When the Netherlands implemented the Remote Gambling Act (KOA) in October 2021, regulators promised a “safe, transparent, and consumer-protected” online gaming market. Four years later, that vision is unraveling. The Kansspelautoriteit (KSA), the Dutch gambling authority, is now under growing pressure as its strict advertising bans and compliance mandates appear to have backfired — pushing more Dutch players toward the very unregulated market the law sought to eliminate.
Recent data reveal that unlicensed iGaming operators now control up to 56% of the Dutch online gambling market, surpassing the licensed sector for the first time. Analysts attribute this surge to the 2023 Ban on Untargeted Advertising, which eliminated nearly all legal marketing avenues for licensed operators. Without visibility, legitimate brands such as Bet365, Kindred Group’s Unibet, Entain’s BetCity.nl, and JOI Gaming’s Jacks.nl have seen new player registrations fall by double digits.

Paradoxically, the measure intended to protect players has driven them to unlicensed platforms that promise bonuses, anonymity, and unrestricted crypto payments. These illegal sites operate beyond KSA’s reach, using offshore servers and aggressive affiliate networks to target Dutch players on social media.
To counter this, the KSA, under chairman René Jansen, has escalated enforcement. Between 2023 and 2025, it issued €27 million in fines, including landmark penalties against N1 Interactive Ltd. (€12.6 million) and Videoslots Ltd. (€9.9 million). Yet Jansen admits the deterrent effect remains limited: “We are sanctioning faster, but new violations appear almost instantly,” he said during a parliamentary briefing in The Hague.
In October 2025, the KSA extended its crackdown to social media influencers. The regulator warned dozens of creators — some with audiences exceeding 500,000 followers — for promoting illegal gambling sites on TikTok, Instagram, and Twitch. The agency has begun coordinating with the Dutch Media Authority and Interpol to track these promotions across borders, but insiders acknowledge enforcement is reactive and under-resourced.

The KSA currently has fewer than 80 inspectors to oversee a €1.4-billion market, relying on manual reports and limited digital tools to trace illegal campaigns. Meanwhile, industry groups argue that legitimate operators are suffocating under the current policy. “When compliance kills competitiveness, the illegal market wins,” warned a spokesperson from the Netherlands Online Gambling Association (NOGA).

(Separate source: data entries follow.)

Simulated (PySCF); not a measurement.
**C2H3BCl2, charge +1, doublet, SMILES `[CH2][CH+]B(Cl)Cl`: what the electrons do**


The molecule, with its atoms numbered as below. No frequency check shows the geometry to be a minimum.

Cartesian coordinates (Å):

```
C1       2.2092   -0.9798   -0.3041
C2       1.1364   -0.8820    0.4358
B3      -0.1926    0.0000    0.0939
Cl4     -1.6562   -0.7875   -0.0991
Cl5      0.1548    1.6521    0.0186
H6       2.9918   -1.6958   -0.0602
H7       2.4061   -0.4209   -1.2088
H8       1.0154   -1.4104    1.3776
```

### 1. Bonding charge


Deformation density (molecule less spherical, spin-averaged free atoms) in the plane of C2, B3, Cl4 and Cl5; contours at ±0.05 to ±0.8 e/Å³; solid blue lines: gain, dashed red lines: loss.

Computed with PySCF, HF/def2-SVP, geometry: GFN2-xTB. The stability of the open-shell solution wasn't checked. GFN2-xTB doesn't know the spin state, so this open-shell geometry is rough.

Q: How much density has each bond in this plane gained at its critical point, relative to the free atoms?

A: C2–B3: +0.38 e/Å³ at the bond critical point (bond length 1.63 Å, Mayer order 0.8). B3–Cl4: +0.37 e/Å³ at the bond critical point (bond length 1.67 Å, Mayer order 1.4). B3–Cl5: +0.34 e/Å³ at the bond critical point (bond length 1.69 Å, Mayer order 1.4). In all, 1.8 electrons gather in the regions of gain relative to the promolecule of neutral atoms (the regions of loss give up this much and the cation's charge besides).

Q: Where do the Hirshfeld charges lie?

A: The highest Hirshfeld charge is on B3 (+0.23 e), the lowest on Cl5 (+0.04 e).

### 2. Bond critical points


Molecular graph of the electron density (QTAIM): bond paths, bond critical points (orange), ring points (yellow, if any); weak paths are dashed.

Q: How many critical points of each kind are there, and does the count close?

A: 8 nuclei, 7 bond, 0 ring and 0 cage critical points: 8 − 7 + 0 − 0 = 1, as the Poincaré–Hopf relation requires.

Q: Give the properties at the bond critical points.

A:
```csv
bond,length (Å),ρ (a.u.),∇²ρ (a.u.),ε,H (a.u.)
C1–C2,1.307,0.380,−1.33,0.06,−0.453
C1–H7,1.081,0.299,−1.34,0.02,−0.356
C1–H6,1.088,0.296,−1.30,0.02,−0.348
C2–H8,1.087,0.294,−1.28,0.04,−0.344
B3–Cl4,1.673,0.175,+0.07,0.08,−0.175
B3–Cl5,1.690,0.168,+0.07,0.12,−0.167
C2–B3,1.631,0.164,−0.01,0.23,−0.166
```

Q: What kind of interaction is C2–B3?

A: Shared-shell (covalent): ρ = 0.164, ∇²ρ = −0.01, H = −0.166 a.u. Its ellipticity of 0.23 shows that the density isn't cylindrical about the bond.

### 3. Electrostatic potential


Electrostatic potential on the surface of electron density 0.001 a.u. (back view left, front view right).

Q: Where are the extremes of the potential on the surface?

Financially, the implications are serious: declining legal revenue means lower tax collection and weakened consumer safeguards. Politically, pressure is mounting for the Dutch Parliament to revisit the KOA’s implementation and possibly relax marketing restrictions to restore market equilibrium.
The Netherlands’ situation is now a case study in regulatory overcorrection — proving that too much protection can end up protecting no one. For Europe’s gaming policymakers, the Dutch backlash offers a critical lesson: sustainability in regulation lies not in prohibition, but in balance.